Related: Court rules that it’s unconstitutional for public officials to block people on Twitter

In June, the US Supreme Court struck down a New York State legislation that required people to have a license to carry a concealed firearm outside of their homes. The state’s legislature responded by expediting a new gun control legislation limiting who is allowed to carry firearms among other controls.

New Yorkers upset with the reform took to Twitter to express their frustration. According to FIRE, the state’s Senate Twitter account hid about 90 tweets and blocked multiple users.

Twitter allows accounts to hide replies and block people, which prevents them from commenting and seeing future tweets. The New York State Senate’s account takes advantage of these features to hide criticism of legislators and legislation.

Because the Senate is a government entity, it is going against the First Amendment by blocking users. Several courts have agreed that when a government entity invites public comment on social media, regulating comments and engagement violates the First Amendment. The most notable case was when a court ruled that then-President Donald Trump violated the First Amendment by blocking critics on Twitter.

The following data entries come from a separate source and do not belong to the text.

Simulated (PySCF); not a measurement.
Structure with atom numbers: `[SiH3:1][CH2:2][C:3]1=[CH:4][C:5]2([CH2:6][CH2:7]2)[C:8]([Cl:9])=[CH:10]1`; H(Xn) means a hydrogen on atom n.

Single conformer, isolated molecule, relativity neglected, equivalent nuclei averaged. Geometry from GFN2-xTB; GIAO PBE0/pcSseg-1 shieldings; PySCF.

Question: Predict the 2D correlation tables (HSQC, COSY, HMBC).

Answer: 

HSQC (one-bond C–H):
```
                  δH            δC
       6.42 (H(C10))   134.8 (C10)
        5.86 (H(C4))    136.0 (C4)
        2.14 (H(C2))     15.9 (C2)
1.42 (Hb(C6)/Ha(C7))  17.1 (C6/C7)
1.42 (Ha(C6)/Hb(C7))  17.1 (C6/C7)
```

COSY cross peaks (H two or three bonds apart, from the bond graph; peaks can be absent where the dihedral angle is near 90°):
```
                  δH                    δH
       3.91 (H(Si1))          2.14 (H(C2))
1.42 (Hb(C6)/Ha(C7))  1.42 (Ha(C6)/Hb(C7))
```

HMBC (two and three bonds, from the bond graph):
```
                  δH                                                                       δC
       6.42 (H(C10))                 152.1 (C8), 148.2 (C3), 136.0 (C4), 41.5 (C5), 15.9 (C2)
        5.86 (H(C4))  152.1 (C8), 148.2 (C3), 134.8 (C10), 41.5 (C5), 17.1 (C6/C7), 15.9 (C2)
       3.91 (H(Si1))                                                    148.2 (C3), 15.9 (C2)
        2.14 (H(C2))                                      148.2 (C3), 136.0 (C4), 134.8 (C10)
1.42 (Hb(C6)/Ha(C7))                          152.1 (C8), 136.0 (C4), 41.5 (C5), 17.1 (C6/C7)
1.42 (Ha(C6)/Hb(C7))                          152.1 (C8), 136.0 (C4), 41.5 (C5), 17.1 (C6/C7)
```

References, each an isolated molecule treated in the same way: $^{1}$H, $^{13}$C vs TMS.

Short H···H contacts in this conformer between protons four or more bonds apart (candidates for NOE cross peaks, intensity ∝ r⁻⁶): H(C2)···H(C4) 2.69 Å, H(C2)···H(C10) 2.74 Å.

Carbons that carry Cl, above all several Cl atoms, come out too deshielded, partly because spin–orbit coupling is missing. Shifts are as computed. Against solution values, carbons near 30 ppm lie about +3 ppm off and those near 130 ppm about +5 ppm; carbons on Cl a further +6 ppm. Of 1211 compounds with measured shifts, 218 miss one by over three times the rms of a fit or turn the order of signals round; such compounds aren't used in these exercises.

“The First Amendment protects the pen, the press, and the pixel,” said FIRE attorney Adam Steinbaugh. “When state actors go online, the First Amendment follows.”

“The New York State Senate cannot hide tweets or block users based on their viewpoints. In culling tweets and blocking users based on viewpoint, the New York State Senate undermines its own role in facilitating the democratic process and violates the Constitution.”

FIRE is representing William Silver, who was blocked by the New York State Senate’s Twitter account for criticizing the new gun control legislation. He commented about the legislation using two words from the Second Amendment: “Shall not.”

“While the Senate was considering legislation on an expedited basis, I thought it was important to voice my opinion while I had the opportunity,” said Silver. “It’s concerning that the Senate would try to prevent me from doing that. We can’t expect politicians to agree with us on every issue, but they also can’t subvert the democratic process by hiding constituents’ publicly voiced concerns.”

FIRE sent a letter to the New York State Senate demanding it unblocks all users, unhide all hidden tweets and Facebook comments, and agree to never block users. The organization also sent a freedom of information request demanding information about every comment that has been hidden and those who have been blocked. The state’s Senate has until September 1 to respond to the letter.

“Legislatures should seek out the opinions of their constituents, not disappear them,” said FIRE attorney Harrison Rosenthal. “Our democracy depends on the ability of the public to share their views, but the New York State Senate is suppressing the views they don’t like.”